Choose your battles. Some people embrace dandelions and purslane, which have edible value. So, if you can’t fight every weed, choose those that are the most unsightly, compete with or wrap around your plants (I’m talking to you, field bindweed!) or are otherwise troublesome. Our priority weed is the goathead, which gets stuck in our dogs’ paws and migrates into the house so we can innocently step on them in the middle of the night. Weeds are survivors; they can grow in cracks of sidewalks or under rocks. A dandelion produces up to 15,000 seeds per year and some purslane seeds can remain viable in the soil for 20 years. Some spread by underground runners and some have tap roots. If you leave any portion of root, the darn weed grows back, so use a weeding tool or shovel to dig deeply, especially on large or perennial weeds. Weed seeds can remain dormant in the soil for years and then pop up when the soil gets turned over or weather conditions are just right.

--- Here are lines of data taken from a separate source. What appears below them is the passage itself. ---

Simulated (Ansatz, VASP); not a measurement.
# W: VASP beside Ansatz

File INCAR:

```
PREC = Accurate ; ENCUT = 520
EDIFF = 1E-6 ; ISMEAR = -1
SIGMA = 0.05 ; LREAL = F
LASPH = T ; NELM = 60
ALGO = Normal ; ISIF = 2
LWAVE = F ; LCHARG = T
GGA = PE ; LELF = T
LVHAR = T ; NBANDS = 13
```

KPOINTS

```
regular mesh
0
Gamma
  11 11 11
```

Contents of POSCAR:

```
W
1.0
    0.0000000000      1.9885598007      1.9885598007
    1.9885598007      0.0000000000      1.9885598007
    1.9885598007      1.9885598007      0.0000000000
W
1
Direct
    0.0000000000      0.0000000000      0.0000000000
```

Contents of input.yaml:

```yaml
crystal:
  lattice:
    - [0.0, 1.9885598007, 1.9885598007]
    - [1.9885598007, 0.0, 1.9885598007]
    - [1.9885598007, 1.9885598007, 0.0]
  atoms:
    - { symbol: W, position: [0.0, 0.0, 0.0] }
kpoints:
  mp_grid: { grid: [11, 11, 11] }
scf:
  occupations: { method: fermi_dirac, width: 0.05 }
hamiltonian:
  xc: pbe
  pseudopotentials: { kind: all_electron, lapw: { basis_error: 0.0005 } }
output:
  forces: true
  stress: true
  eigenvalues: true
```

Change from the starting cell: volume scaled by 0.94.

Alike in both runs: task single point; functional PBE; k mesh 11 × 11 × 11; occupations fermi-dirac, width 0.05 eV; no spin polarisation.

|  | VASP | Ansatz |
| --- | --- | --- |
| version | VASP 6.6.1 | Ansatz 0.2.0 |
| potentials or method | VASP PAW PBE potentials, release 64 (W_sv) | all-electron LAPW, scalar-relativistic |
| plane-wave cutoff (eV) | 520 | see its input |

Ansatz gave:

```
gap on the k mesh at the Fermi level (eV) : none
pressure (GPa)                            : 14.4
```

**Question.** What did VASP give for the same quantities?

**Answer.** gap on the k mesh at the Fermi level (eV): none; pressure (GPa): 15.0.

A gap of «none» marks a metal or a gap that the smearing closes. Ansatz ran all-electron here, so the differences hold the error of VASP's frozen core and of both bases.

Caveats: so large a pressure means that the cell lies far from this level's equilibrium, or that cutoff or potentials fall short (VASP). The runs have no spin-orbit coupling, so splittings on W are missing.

Keep fighting a little at a time instead of trying to pull every weed at once. Maybe you can address the most problematic weeds only or first. Or try to pull just those ready to go to seed and spawn even more of the same weed next year. I like to pull weeds after a rain, when the ground is damp. If you plan to use a stirrup hoe or other method of cultivating soil to remove weed seedlings, do this when the soil is a little drier.
Accept weeds are part of gardening and sit on the patio with a cool beverage. The best strategy for occasional weeds in the garden is acceptance. No garden or gardener is perfect, so make a cool beverage (maybe add some mint to your tea since mint can behave like a weed…) and sit back in the shade to enjoy the view. You might even last 15 minutes before you spot a new weed and get the urge to jump out of your patio chair to pull it up.